AWS have released what they call the Fastest Driver in Formula 1, and even after reading their explanations, just, no.
And here’s the top 1️⃣0️⃣!
👀 ICYMI, more here >> https://t.co/ghznkqrmne#F1 @awscloud pic.twitter.com/zACUClNmTa
— Formula 1 (@F1) August 18, 2020
At the start the list doesn’t look too bad, and then you keep going and it just keeps getting more bizarre. When you look at the full top 20 it is simply ridiculous. While you can try and compare drivers over different eras with numbers and algorithms, it just doesn’t work and isn’t possible. While in my early days I did do this myself, it was a mistake and utterly baseless in anything. While you can compare teammates up to a point, when you then start comparing teammates to their previous teammates, and then their teammates, it stops working.
A standard algorithm is still written by someone, algorithms can be written with bias, whether intended or not, stats can also be shown with bias by not giving the full picture. My day job also often involves stats, and I know exactly how to show bias in stats and graphs to display what you want them to show. While I’m glad AWS have somewhat explained how they came to these numbers, they still mean absolutely nothing.
AWS have said the figures came from machine learning, using every qualifying session since 1983, and compared drivers to their teammates, but only where there are drivers with 5 or more races as teammates, and then comparing teammates of teammates and so on. But this brings a problem, for one, there are not enough data points in that selection to be anywhere near accurate.

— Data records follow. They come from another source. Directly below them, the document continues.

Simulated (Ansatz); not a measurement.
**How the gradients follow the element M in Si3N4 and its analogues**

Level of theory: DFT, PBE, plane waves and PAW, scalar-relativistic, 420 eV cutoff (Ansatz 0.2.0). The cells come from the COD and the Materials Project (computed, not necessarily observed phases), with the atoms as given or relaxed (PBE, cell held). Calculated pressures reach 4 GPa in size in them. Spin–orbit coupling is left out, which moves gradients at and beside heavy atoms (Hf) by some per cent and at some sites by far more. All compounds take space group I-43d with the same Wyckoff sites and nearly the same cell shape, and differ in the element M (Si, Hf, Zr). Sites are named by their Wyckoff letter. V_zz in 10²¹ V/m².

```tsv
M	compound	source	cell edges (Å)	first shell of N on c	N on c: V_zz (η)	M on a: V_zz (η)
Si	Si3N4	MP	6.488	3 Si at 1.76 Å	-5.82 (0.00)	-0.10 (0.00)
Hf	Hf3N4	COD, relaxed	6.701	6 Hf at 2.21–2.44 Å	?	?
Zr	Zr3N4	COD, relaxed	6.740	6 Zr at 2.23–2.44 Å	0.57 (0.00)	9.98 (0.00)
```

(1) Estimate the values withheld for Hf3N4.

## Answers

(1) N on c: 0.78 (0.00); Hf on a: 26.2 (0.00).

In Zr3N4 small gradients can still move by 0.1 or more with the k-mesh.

Using what AWS have said, to compare Hamilton and Verstappen, you’d have had to compare Hamilton to Button, Button to Alonso, Alonso to Raikkonen, Raikkonen to Vettel, Vettel to Ricciardo, and then Ricciardo to Verstappen. To compare Senna with some of the other drivers it’s an even more ridiculous link than that. While in other applications these links may work fine, in F1 it doesn’t, there are too many variables and different drivers suit different cars.
While I have so many more issues with this specific data set, I have more issues with some of the other AWS graphics and data, specifically some of the ones they often show during practice/qualifying/race sessions. The tyre graphic means basically nothing, they cannot know the actual life of the tyre, it will be based off time data, laps on the tyre and the wear rate of the circuit, but the number they give is purely a prediction but commentators often take it as fact.
Then there is the ratings they give for high speed corners, which I think are out of 10, but they don’t say, and you can get the fastest driver having a rating of 7.6 or something like that. That makes no sense, where does this number even come from, it makes no sense.
Stats need proper context to be taken properly, without full context you can claim all sorts of stupid things. You can technically claim that Pastor Maldonado is the best F1 driver of all time, because he’s won 100% of races he started on pole, while Fittipaldi only has 66.67%, Alonso has 63.64%, Button has 62.50% and Schumacher 57.35%. Now that’s obviously a ridiculous statement, and it’s meant to be, but it’s proving my point that context is required to properly use stats. I could also claim that Marcus Ericsson is the best Swedish F1 driver this century, technically it’s correct, if anyone disagrees they are 100% wrong, because he is the ONLY Swedish F1 driver this century, again, context.
There’s a Twitter account of @BadF1Stats, while they rarely tweet any more, a lot of the tweets are all “technically correct” and utterly ridiculous, stats need context, and AWS rarely give any.